Other dictionaries would doubtless parse the word differently in to other "levels of meaning."
This is one of the ways we attempt to understand words, and not a bad way; but it does not solve the problem that we have with the word "jihad," which we are trying to understand here. The major understanding of "jihad" has to do with spiritual quest to subordinate one's self to the will of God, what the literature calls, "The Greater Jihad." Denise references this herself, and rightfully so.
MNy understanding of the religion of Islam is that this notion, the subordination of one's self to the will of God, is the core element of that religion. "Islam," the word itself, means "subordination," or perhaps" obedience."
Some Muslims find themselves attracted to the lesser Jihad, the militant approach to the religion. Much of the material that Denise speaks about is descriptive of that minority view.
My issue with Denise's hypothesis is that I believe that she has her emphasis reversed. It appears that she lays the majority of her concern on the Lesser Jihad, and misses the point of the religion she is trying to talk about. She and many of her allies on the right, thought by no means all of them, are mischaracterizing the religion of Islam, and are portraying Muslims as enemies of the United States.
Some Muslims are, in fact, Enemies of the United States.
So are some Catholics, some Protestants, dome Taoist, some hindus and some Jews.
To break down the current conflict around terrorist into a purely religious conflict misses the political elements of it and the economic elements of it, to name only two of many other possible factors.
To suggest that the problem is that we are hated because we are not Muslim is to ignore our responsibility over the past hundred and fifty years or so as part of Western Civilization in creating the foreign policies that have helped create the current situation. It ignores the economic elements of the oil industry that currently help maintain the conflict, and it helps maintain the childish fantasy that we are powerless to change the ways in which we relate to the rest of the world.
We are not powerless. We are willfully blind.
None of this justifies 9/11.
neither does it justify our supporting a series of dictators in power in the middle east against the wishes of their populations. Actions such as these, our support for the Shah of Iran, for example; and of Saddam Hussein in Iraq — originally our guy, if folks care to remember that far back, and our continued support of the Egyptian Government and the Saudi Government, all these actions have seriously damaged our standing with Muslims in the middle east.
And I say this without even bringing up the Israeli situation, where there is enough villainy on all sides to confuse the issues of culpability completely.

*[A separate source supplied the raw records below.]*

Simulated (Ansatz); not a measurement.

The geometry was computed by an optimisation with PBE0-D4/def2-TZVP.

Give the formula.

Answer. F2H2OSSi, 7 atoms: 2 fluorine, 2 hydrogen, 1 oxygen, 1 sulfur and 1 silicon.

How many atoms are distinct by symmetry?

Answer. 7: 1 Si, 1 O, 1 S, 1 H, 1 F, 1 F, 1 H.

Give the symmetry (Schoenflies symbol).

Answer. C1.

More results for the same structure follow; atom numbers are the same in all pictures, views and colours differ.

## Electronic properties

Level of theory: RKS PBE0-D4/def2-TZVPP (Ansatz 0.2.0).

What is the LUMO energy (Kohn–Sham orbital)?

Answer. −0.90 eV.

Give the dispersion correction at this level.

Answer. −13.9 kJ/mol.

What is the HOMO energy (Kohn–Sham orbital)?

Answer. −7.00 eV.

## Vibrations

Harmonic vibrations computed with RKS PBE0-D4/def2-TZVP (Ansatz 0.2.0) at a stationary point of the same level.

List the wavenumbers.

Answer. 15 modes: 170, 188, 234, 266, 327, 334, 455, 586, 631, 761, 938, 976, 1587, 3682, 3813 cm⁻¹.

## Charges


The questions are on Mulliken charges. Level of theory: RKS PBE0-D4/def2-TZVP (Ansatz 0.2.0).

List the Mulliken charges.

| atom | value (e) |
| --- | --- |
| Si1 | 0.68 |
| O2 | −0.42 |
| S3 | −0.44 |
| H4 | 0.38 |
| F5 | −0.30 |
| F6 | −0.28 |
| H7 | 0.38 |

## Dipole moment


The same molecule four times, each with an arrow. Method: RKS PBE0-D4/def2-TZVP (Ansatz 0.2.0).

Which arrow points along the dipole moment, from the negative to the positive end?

Even our Last President Bush, with whom I have had few points of agreement, knew enough to be clear that Islam was not the enemy.
They have the same right to have the same number of lunatics among their ranks as any other group you can name, and I'd be willing to bet that they're no crazier than any other reasonable normal group of religious folks, and if some of them believe in things that many of the rest of us find a bit crazy, I can't see how they're all that much different there, either. Some of us believe in the triumph of reason, you know, and you can't get much crazier than that. And I know people who've spoken to angels, and I'd wager many of you do too, though you may not want to talk about it in public.